Clayton Schools seeking $268.3 million SPLOST
Maintenance, renovations will be focus

By Curt Yeomans


Clayton County Public Schools officials announced Monday they are seeking a five-year, $268.3 million Special Purpose Local Option Sales Tax (SPLOST) that would pay for renovations and maintenance at the district's 60 schools.

School system Chief Operations Officer Cephus Jackson said the Board of Education will be asked on June 15 to approve a resolution that calls for a special election on the issue this fall. If the new SPLOST is approved by the school board, the Clayton County Board of Elections and the U.S. Department of Justice this summer, Clayton County voters will go to the polls on Sept. 15, to approve or reject the measure.

While the school system used previous SPLOSTs to pay for new school construction, Jackson said the needs of district's existing infrastructure would be the focus this time around.

"We built several new schools with SPLOST money, and now we want to take care of the infrastructure and buildings we have," Jackson said.

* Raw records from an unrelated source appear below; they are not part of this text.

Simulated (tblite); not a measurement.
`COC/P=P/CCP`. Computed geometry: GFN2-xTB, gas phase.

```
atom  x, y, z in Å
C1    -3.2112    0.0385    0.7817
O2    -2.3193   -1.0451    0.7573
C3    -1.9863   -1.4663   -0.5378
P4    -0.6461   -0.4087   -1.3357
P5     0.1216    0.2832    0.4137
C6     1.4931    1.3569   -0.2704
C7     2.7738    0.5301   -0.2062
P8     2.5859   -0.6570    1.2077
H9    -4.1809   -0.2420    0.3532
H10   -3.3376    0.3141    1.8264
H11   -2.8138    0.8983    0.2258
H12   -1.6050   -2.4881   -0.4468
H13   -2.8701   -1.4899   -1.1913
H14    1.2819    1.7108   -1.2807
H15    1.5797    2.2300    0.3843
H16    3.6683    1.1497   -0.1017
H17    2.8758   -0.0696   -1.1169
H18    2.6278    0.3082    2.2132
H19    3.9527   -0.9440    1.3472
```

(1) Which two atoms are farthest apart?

Jackson said the district's wish list for the new SPLOST, which he and Interim Schools Superintendent Valya Lee called an "extension" of the current SPLOST III, includes several maintenance projects, such as repaving of parking lots, repainting of schools, enlarging of grease traps in school kitchens, improving air conditioning in gymnasiums at all schools, and resurfacing the tracks at Tara and Twelve Oaks stadiums.

It would also pay for a key card entry system at all schools to restrict access to school buildings, and new "auxiliary gymnasiums" at all of the county's high schools to alleviate scheduling conflicts between sports activities.

"If you don't maintain it, then it's going to deteriorate around you," Jackson said.

SPLOST III is set to expire Dec. 31. Lee said there would be a four-month gap between collection of tax dollars under the current SPLOST and the new one, if the school system waits until November to hold a referendum on the issue.

A SPLOST adds one cent per dollar onto the sales tax a person pays when they buy items such as food, household supplies and clothes, Jackson said. Under that format, if a person spends $100 at a store before the sales tax is added, the SPLOST would add $1 onto the total bill.

If the school board and Board of Elections approves a SPLOST vote later this month, the U.S. Department of Justice will begin pre-clearance procedures in early July, Jackson said. A public campaign committee, separate from the school system, would have to be set up by residents to campaign in favor of the SPLOST, Jackson said.

SPLOSTs, and bonds for new school construction, while once popular, may have an uphill battle with some voters as the U.S. has slipped into a recession. In March, Henry County voters overwhelmingly rejected a $256.5 million bond that would have been used to build new schools and buy new school buses.

Riverdale resident Linda Granger said she is one voter who will not support a new SPLOST in Clayton County. Granger said she has qualms with the idea of the school system asking for a special sales tax when the economy is struggling. Granger also said she believes the district does not do enough to support the education of children with disabilities.

"Not with this economy, because they are not being good stewards of taxpayers' money," Granger said.

"But, we can't have our schools dilapidated and falling down around our students," Morrow grandmother Searless Hathaway said as she turned to respond to Granger. Hathaway said she supports the SPLOST because she believes it will help the education of children, and she plans to volunteer to campaign for it.

Clayton County Council of PTA's (Parent Teacher Associations) President Cyd Cox said she has also pledged the support of local PTAs to campaign for the SPLOST.

Jackson said he believes voters will support the new SPLOST.

But, the SPLOST issue still hinges on whether the school board approves it later this month. "We've known this was coming up, but I hope we will be trustful of the staff because I believe they have had more experience with SPLOSTs than we have," board member Jessie Goree said.

The school board also voted 8-1 to name the district's new athletic stadium Southern Crescent Stadium. Board member Trinia Garrett was the lone dissenting voice. The stadium is located behind Charles R. Drew High School in Riverdale, and is scheduled to host its first football game this fall.